Office of Residence Life

Understanding your lease

Since your lease is a contract, it must have all the essentials of a contract in order to be legally binding. Specifically, you, as the tenant, must be at least 18 years of age, and the lease must, at a minimum, identify the names of both the landlord and the tenant, the rent due per month, the address of the premises, and the duration of the rental term. A standard lease form is included in the Appendix.

The major advantages of signing a lease are that the rent is set for the duration of the lease, and the landlord cannot evict you or raise the rent during that time period without a reason allowed for in the lease. On the other hand, the major disadvantage of a lease is that you are committed to paying rent for each month of the lease period, and it could be very difficult or expensive to break the lease if you decide to move out before the lease period is up.
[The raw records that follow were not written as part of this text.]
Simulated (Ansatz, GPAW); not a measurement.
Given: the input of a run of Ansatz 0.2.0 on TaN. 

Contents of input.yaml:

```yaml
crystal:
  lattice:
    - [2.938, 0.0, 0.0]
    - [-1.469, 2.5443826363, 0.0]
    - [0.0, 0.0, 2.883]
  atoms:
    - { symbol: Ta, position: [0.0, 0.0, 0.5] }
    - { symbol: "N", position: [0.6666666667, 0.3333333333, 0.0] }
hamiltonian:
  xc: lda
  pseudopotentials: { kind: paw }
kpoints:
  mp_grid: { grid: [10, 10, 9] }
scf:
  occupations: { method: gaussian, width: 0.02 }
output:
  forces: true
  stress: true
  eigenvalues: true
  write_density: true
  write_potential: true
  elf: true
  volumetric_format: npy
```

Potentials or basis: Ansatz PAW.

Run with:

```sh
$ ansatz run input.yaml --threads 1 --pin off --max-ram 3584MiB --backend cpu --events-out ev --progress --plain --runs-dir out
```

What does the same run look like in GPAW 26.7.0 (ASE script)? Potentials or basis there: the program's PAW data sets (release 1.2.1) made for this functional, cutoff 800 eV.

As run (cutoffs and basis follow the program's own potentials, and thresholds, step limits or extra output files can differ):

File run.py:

Landlords and tenants can -- and should -- negotiate almost anything in a lease. Unfortunately, most landlords tend to use leases that are sold in mass quantities at legal supply stores, and which were written to intimidate tenants. Such leases often have clauses -- such as those which shift responsibility for repairs from the landlord to the tenant, or which deny tenants the right to a civil court proceeding for eviction -- that are illegal and thus unenforceable under New York State law. However, keep in mind that even if a lease has numerous illegal clauses, the main part of the lease, such as the duration and rent per month, is still binding.

If you do sign a lease, be sure to sign two copies and keep one -- with both the landlord's and your signature and the date -- for your own records. If you have several roommates who also sign a lease, remember that the landlord can hold any one of the roommates liable for the entire lease. Consult with Rensselaer's Student Legal Services for more specifics about leases.

Most landlords who rent to Rensselaer students require one-year leases that run from June 1 to May 31.

Month-to-month rentals

Tenants who do not have leases and who pay rent on a monthly basis are called month-to-month tenants. You would also become a "month-to-month tenant" if you had a lease that expired and was not renewed, but you continued to rent the same apartment.

Either you or your landlord may end a month-to-month tenancy by giving at least one 30-day rental month notice. For example, if the rental period is from the first day of each month to the last day of the month, notice must be given by May 31 that the rental is being terminated on June 30. This 30-day notice must be given for any major change in the month-to-month tenancy, such as a rent increase). Neither party is required to give any explanation or reason for the change or termination of the tenancy.

Month-to-month rentals, while very often verbal arrangements, are still binding. However, written month-to-month agreements and written notices are helpful in clarifying when notice was given and what the notice was regarding.